A call to repentance and renewal
Confronting Jamaica’s crisis of faith and crime
The ancient promise of 2 Chronicles 7:14 — rooted in humility, prayer, repentance, and divine healing — offers a piercing lens through which Jamaica’s Christian community must confront its complicity in the nation’s moral and social decay. While churches multiply and prayer conferences abound, Jamaica’s crime rate, including the recent horrific murder of a nine-year-old girl, stands as a damning indictment of our collective failure to embody Christ’s transformative love.
THE PARADOX OF PIETY AND VIOLENCE
Jamaica, with one of the highest per capita church densities globally, reports a murder rate of 48.4 per 100,000 (2023 World Bank data), dwarfing Denmark’s 0.9 and Singapore’s 0.2 (UNODC). These nations, though less overtly religious, prioritise systemic justice, equitable social policies, and community trust. Singapore’s rigorous policing and Denmark’s investment in education, mental health, and poverty eradication underscore that societal peace requires more than piety — it demands ethical integrity and tangible action.
The recent arrest of young men — once active in congregations — for armed robbery exposes a rupture in spiritual formation. Their descent into crime reflects not merely individual failure but a systemic collapse of discipleship. The Church’s muted response — a fleeting “nine-day wonder”— reveals a dangerous complacency. Where is the sackcloth and ashes? Where is the corporate repentance for leaders who preach heavenly riches while exploiting the poor or for congregations that prioritise emotional worship over ethical accountability?

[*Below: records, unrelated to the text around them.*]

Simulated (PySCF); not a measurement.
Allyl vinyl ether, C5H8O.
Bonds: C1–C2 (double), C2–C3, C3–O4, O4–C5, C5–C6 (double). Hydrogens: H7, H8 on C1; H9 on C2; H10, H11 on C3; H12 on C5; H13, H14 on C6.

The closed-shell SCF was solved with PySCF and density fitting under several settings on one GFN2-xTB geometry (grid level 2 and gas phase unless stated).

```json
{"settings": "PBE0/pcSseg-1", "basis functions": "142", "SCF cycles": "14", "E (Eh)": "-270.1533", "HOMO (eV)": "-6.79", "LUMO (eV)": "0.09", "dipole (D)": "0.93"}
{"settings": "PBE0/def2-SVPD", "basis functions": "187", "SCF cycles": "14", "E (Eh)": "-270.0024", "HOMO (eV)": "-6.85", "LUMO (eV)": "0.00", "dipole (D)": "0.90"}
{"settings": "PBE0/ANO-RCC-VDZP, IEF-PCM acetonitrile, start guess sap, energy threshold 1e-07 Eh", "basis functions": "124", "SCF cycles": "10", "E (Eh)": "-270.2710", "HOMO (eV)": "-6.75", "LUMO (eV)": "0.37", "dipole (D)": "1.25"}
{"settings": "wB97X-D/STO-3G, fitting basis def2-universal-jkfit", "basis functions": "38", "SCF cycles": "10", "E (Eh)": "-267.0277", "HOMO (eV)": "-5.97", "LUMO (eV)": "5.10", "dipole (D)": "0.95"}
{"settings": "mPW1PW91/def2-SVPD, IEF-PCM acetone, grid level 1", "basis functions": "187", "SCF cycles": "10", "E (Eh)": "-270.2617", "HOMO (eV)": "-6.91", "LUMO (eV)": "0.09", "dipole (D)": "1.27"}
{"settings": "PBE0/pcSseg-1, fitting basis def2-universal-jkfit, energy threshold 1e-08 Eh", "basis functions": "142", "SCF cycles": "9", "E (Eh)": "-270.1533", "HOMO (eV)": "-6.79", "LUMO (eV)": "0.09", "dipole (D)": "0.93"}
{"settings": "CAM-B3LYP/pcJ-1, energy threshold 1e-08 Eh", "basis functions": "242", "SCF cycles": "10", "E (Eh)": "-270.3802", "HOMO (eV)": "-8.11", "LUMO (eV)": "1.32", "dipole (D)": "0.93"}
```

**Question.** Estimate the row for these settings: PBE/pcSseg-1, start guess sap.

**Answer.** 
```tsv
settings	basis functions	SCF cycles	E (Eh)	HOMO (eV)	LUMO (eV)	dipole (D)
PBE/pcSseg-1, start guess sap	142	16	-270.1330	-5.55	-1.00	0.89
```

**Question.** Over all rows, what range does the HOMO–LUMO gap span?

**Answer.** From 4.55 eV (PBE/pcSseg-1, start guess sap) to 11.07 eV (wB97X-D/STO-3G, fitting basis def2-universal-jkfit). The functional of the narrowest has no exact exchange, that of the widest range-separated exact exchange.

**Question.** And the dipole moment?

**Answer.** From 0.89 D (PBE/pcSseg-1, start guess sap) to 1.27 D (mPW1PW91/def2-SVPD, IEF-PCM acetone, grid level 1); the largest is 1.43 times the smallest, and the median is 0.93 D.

THE SCOURGE OF EXPLOITATION AND HYPOCRISY
Jamaica’s reputation as the Caribbean’s “scamming capital” cannot be divorced from the moral dissonance of a Church that tolerates leaders living in opulence while their flocks languish. When pastors demand “the last dime” for offerings yet ignore the desperation of youth surrounded by inequality, we sow seeds of cynicism. Christ’s parable of the lost sheep rebukes our obsession with the “99 saved” while ignoring the one — or the thousands — lost to gangs, scams, and violence.
Prayer is vital, but Scripture ties God’s healing to repentance and turning from “wicked ways” (2 Chron. 7:14). This demands:
1. Accountability for leaders: Pastors must model Christ’s humility, rejecting greed and prioritising transparency (1 Timothy 3:1–7).
2. Community engagement: Churches must partner with schools, policymakers, and social workers to dismantle systemic inequity.
3. Youth investment: Mentorship programmes, vocational training, and trauma counselling — funded by redirected church resources — could offer alternatives to crime.
4. Prophetic advocacy: The Church must confront corruption, police brutality, and political neglect not merely comfort their consequences.
Denmark and Singapore prove that low crime is achievable through societal trust and equity. Jamaica’s Church, however, clings to ritual while avoiding the costly work of justice. The rape and murder of a child, the parade of “church boys”-turned-criminals and the normalisation of violence demand more than prayer conferences. They demand a Church that weeps, repents, and acts — a Church worthy of the Shepherd who leaves the 99 to rescue the one.
Let us reclaim 2 Chronicles 7:14 not as a mantra but as a mandate: humble ourselves, turn from hypocrisy, and heal this land.